The annual rate of inflation fell to just 2.1 per cent at the end of November as mortgage interest cuts impacted on the figures.
Overall, consumer prices fell by 0.4 per cent in November compared to the previous month, according to figures published by the Central Statistics Office (CSO) yesterday.
The year-on-year fall to 2.1 per cent brings inflation to its lowest level since last March.
The figures will provide reassurance for the Minister for Finance following his generous Budget last week and for the Central Bank, which cut interest rates to just 3 per cent in recent weeks.
Yesterday's cut in British interest rates also underpins the low inflation environment, pointing to weakness in the British economy and a likely further weakening in sterling over the longer term.
This is likely to hold inflation in check here as the price of imports from Britain will remain lower.
The main component of the monthly fall in prices was the cut in mortgage repayments due to lower interest rates which, the CSO calculated, knocked 4.1 per cent of housing costs.
Further rate cuts, led by the Irish Permanent and which should be followed by the other lenders over the next couple of weeks, will lead to another drop in December's consumer price index (CPI) figure.
According to Mr Jim Power, chief economist at Bank of Ireland, the inflation rate should now fall to 1.9 per cent in December and possibly lower.
But as Mr Austin Hughes, economist at the Irish Intercontinental Bank pointed out, the intense competition in retailing, increasing competition in telecommunications and powerful deflationary impulses from the world economy were also helping the figures.
Importantly, food prices also fell in November, mostly as a result of cuts in meat prices in supermarket chains. Services were also down 0.1 per cent largely due to cuts in telephone charges.
On the other hand clothing and footwear were up 0.8 per cent as were household durables, with retailers putting up prices in anticipation of Christmas shopping.
On an EU-harmonised basis - a calculation which excludes mortgage interest rate costs and is designed to allow rates to be compared across the EU - inflation showed no monthly change in November and is up 2.2 per cent since November 1997.
According to Mr Power, the low number masks the real inflation in the economy in areas such as labour costs, where price rises are coming through.
"This does not provide any comfort for those who believe we will not overheat," he said. "Companies facing higher input costs through higher wages will not be able to pass on price rises and will only be able to squeeze margins or cut costs. Ultimately that will cost jobs."

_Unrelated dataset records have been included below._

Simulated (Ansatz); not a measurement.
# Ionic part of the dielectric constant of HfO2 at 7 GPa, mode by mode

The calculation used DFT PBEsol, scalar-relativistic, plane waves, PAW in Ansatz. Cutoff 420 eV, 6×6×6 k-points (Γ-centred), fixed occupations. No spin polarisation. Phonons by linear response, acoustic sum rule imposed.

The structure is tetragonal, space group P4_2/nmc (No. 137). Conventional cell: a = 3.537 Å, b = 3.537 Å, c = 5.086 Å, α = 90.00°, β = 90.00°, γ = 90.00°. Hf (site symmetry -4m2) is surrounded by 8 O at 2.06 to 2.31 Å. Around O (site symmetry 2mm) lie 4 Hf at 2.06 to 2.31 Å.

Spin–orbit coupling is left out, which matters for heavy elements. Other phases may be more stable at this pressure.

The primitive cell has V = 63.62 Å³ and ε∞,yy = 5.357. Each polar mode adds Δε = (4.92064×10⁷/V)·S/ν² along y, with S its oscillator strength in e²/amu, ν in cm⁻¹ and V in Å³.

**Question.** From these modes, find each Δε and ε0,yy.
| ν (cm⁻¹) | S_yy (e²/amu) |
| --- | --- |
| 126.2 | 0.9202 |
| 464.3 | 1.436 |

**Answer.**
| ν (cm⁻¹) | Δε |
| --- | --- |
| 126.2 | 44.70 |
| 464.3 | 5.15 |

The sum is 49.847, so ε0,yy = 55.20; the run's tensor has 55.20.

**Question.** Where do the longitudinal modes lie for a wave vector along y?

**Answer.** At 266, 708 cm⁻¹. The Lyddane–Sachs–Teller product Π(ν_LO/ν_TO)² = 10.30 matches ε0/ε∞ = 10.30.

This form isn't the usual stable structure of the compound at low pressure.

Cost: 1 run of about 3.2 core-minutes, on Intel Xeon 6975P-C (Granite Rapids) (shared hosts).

According to Dr Dan McLaughlin, chief economist at ABN-Amro, the Department of Finance's forecast of a 2 per cent average inflation rate in 1999 now looks correct. "This puts the simplistic notion of overheating into context. All the academic evidence suggests that inflation here is determined by world price trends and currency movements. The pound has risen by 11 per cent from May against sterling and 5 per cent in trade-weighted terms. World prices are also very subdued and that is winning out."
While the CSO includes a "housing costs" element in its index - which has fallen due to the drop in mortgage rates - its calculation does not include house prices, which are excluded from the consumer price index. Recent figures have shown that house prices have risen sharply over the past year.